Giro this – porn for girls

If you like your porn best served with pink lycra, a bit of sweat on muscle and rolling Italian countryside, turn on your TV set.

That’s right – it’s Giro time! If you haven’t experienced the pleasures of the Giro before, it’s the Giro D’Italia – a professional cycling race in Italy held in May. It’s the precursor to the Tour de France, which also has its fair share of porn for girls (scenery, lycra, cyclists) but the Giro is just, well, more Italian. It seems a bit more relaxed, but not too relaxed, if you know what I mean.

It’s attractive on so many levels. It’s best recorded so you can fast forward the ads and go back to the bits that particularly appeal (SBS 2 every night at 6pm). You can do a straight vanilla watch first, to see who wins (it’s fun pretending you actually follow it) and decide which bits need reviewing later. Then watch for the winsome scenery and then go back and watch for the sheer viewing pleasure of seeing extremely toned (but not beefcakey) men grunt up hills. It’s addictive, I tell you and just as good with the sound down.

It’s got an international flavour, which is good, as I like to mix it up. Europeans are well represented, there’s a smattering of Americans and a few patriotic moments when the Aussies do well. And what a relief that Aussie cyclists seem quite erudite, not a Warney in sight.

I’ve checked the website and know the schedule – there’s nearly two more weeks of Giro, and I intend lapping up every second.

The Biggest Loser is the viewer

The other night I watched the Biggest Loser Singles by mistake.

Now, when it comes to TV, I’m not exactly in touch with what most people want to watch. I’m talking Big Brother, Who Wants to Be a Millionaire and anything with George Columbaris. But, The Biggest Loser Singles has reached a new, big, hairy, fat TV bottom for me.

The premise seems to be: take a bunch of fatties, lard-arses, telly-tubbies, call them what you will, they are people who have, well let themselves go. We’re talking 250kg for the men, and not a whole lot less for the women. And they’re single. No surprises (except this: most people wait till they’re married to let themselves go).

Anyway, that fat factoid aside, these fat, single people are put in teams (eg men, over 30’s women, under 30’s women) and have to perform extreme physical challenges, lose 20kg, vote someone off the fat camp and have an emotional meltdown all in one episode.

Presiding over this, are two carton-skinny personal trainers, who enthusiastically bully these fatties, and who I would enthusiastically like to smack.

This goes on for an hour. It’s not even good TV. Sure, fat people are funny. But not every night, and constant footage of fatties trying to run is a cheap gag.

Sure, you could argue that this is a community health message. But we all know eating too much is bad for you, but we still all do it anyway. In fact I think it is encouraging fat people to get fatter so they can get on TV.
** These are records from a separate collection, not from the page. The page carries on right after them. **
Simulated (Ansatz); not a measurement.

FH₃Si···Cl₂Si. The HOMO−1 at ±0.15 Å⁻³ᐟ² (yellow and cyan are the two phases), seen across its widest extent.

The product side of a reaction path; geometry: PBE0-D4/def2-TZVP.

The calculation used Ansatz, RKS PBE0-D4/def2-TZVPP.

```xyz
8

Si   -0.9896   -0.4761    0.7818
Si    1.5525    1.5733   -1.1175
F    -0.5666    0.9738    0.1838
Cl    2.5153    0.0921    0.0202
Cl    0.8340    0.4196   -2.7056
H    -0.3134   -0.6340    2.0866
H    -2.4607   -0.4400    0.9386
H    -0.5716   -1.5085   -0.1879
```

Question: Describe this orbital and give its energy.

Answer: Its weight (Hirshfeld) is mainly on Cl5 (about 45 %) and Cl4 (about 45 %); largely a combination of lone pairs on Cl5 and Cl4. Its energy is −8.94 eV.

Plus tempting the contestants with all the food that got them this porky in this first place is not good nutrition advice. Channel 10 if they want a treat, give them an apple. But fat people eating an apple? Not good TV.

From what I can see Channel 9’s Excess Baggage follows the same lines. The only questions I have in my mind is who is watching this stuff? Why? And the other one – these people vote …

Evidence shows lawyers just not that good looking

When in the year 3067 historians study the current era, they will ask one question. Why did they make lawyers so goodlooking on TV?

Take Crownies for instance. In real life a pouty, leggy blonde would be an Eastern European tennis star – not a young solicitor. Take The Good Wife – in real life a sultry, yet put-upon wife would be a football wife with a book to flog, not a high-powered lawyer. If she could keep a job.

And going back slightly in time – Ally McBeal – in real life she would have been a prostitute or maybe working at Wendy’s. Maybe. Just maybe.

But still, TV likes to churn out legal courtroom drama after drama populated with actors who look like they are out of Project Runway, only wearing glasses trying to convey the message that they are smart supermodels.

Also, these same programs like to pretend that legal work is fulfilling and exciting. I have one word for these scriptwriters – conveyancing.

Apparently there is a glut of graduates coming out of law school – there are way more people than jobs. I’m not surprised, what impressionable teenager wouldn’t want to be a lawyer after ten minutes of watching a legal show. So why don’t the production wonks solve our skills crisis by making some other jobs sexy? Like garbology for instance, someone to clean the toilets at Sydney Airport or someone to run the Italian economy.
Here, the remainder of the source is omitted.